Wednesday, November 26, 2008

Preventing SQL Injection Attacks The Right Way

SQL injection attacks are everywhere these days. They have become ubiquitous beyond measure and have been exploited by hackers of all grades across different applications, database engines and operating systems. Try to find a solution to the problem on the web and you will be blessed with many solutions and recommendations like this and this and this.

All these solutions have one thing in common though: they go to great lengths to place the blame for sql injections squarely at the feet of the web application developer. Granted, there are many defensive techniques which a developer should employ in order to foil sql injection attacks among other things, but in my opinion the fundamental security holes that make these attacks possible can only be fixed by sql database vendors themselves and not by web application developers. Let me explain.
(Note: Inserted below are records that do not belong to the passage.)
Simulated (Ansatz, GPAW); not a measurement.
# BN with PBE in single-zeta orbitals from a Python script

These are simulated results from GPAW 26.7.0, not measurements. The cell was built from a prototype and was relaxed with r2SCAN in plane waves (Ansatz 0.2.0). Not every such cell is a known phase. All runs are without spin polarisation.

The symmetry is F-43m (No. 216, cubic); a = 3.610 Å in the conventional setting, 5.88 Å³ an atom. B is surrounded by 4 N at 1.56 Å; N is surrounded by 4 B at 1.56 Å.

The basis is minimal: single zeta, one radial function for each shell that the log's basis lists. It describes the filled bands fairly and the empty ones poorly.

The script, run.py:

There was a time when operating systems opened all ports on a computer by default, when smtp servers allow anyone to relay mail through them, when dns servers allow anyone to submit recursive queries and perform zone transfers. By the by, all these features were found to be exploitable holes and blocked by all modern software. However, it is not just that these holes are now commonly blocked — what is vitally important is that they are now commonly blocked by default.

This attitude of being secure by default has proven time and time again to be the correct one to take whenever an exploitable feature is identified or recognized. It has prevented countless unanticipated attacks against misconfigured computers while at the same time allowing experts to open these holes under controlled conditions when necessary. The problem with sql injection attacks today is that the insecure features that make these attacks possible have not been recognized as such even though they have been identified for quite some time.

What are these features, you ask. There are two of them and for the purposes of this article I will refer to them as multistatement query execution (MQEXEC) and union query execution (UQEXEC). The first feature allows an sql database engine to execute multiple statements in one query. For example, when faced with a query such as
SELECT a FROM table1; DROP table2;

the database engine will happily execute both statements in the query one after the other. The second feature (UQEXEC) allows the database engine to combine the results of multiple substatements into one dataset. For example, when faced with a query such as
SELECT a,b FROM table1 UNION SELECT c,d FROM table2;

the database engine will happily combine the results of each select substatement into one dataset (subject to certain restrictions which are not relevant here).

The problem with these features, and the reason they are such a huge security hole in today's computing environment, is that they allow an attacker to modify queries in web applications in unforeseeable ways with devastating consequences for all parties concerned. For example, it is quite natural for a web application developer to write a query such as
SELECT a,b FROM table1 WHERE c = '+ParameterValue;

along with a text box that allows the web application user to enter the parameter value. But an attacker can instead enter a parameter value that will turn this simple query into a multistatement query with malicious side-effects. Many pundits will no doubt blame the developer for writing a query like this in the first place. Yet that is not really the problem here. The problem here, really, is that when the developer wrote this query, he or she wrote it under a very specific assumption and most database engines do not provide a way for him or her to require that this assumption be enforced.

The specific assumption made by the developer here is that this query will not ever be a multistatement query. Unfortunately for the developer, however, the sql dialect of most database engines does not provide any way for the developer to make this assumption explicit or to require its enforcement. Even worse for the developer is the fact that these database engines operate in a mode that enables the MQEXEC and UQEXEC features by default — thereby making the attacker's task tremendously easier than the developer's, with the expectation that the developer should work around this sorry state of affairs in some way.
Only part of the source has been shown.